The Spots and the Dots
Helen Baugh and Marion Deuchars
Andersen Press
Here’s a tale that happened long ago – or was it so long?
Told with an appropriately bouncy rhyming text by Helen Baugh (it does feature spherical objects after all) we discover what happens when the little Spots, paying insufficient heed to their parents oft repeated warning, “If you go over the hill you will be taken away by the dots”,
start getting more daring with their favourite game until Baby Spot, scared and still, finds itself one evening at the apex of the hill.
However, close by is a second small someone, equally on its own.
A conversation ensues, and a revelation, followed by something very exciting …
Flip the book and read the story from the perspective of the Dots. This small tribe are also pod dwellers and their little ones love bouncing too, receiving a similar warning about the ill-intentioned Spots.
Naturally the infant Dots play a similar game to the little Spots and you can work out the rest …

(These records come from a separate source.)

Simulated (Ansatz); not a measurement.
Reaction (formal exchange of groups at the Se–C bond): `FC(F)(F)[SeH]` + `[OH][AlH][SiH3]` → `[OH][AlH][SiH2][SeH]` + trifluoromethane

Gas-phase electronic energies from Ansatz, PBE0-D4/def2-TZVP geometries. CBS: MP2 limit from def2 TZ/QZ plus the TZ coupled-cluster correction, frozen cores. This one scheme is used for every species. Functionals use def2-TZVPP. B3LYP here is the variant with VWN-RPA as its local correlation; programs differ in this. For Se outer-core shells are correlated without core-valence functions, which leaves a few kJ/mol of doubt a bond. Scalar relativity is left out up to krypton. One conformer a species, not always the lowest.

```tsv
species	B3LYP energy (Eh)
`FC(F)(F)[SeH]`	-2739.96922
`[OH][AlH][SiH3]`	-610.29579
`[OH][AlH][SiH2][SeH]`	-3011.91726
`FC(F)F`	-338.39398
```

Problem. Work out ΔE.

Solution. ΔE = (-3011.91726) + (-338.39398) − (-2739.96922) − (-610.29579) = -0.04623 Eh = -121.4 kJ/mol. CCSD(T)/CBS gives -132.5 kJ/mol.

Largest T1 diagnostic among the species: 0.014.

Such a clever tale of colliding communities that celebrates difference and lays bare the idea that fear and prejudice are often fuelled by ignorance, showing that we’re all much more alike than we might at first think.
Helen tells it with a deliciously wry liveliness that is mirrored in Marion Deuchars’ superbly expressive scenes of small spheres and their adult carers.
Do make sure you study closely the grand meet up of the two infant groups wherein Marion has managed to give each of the playful infants a different look.
I can’t recommend this one enough: it’s brilliant.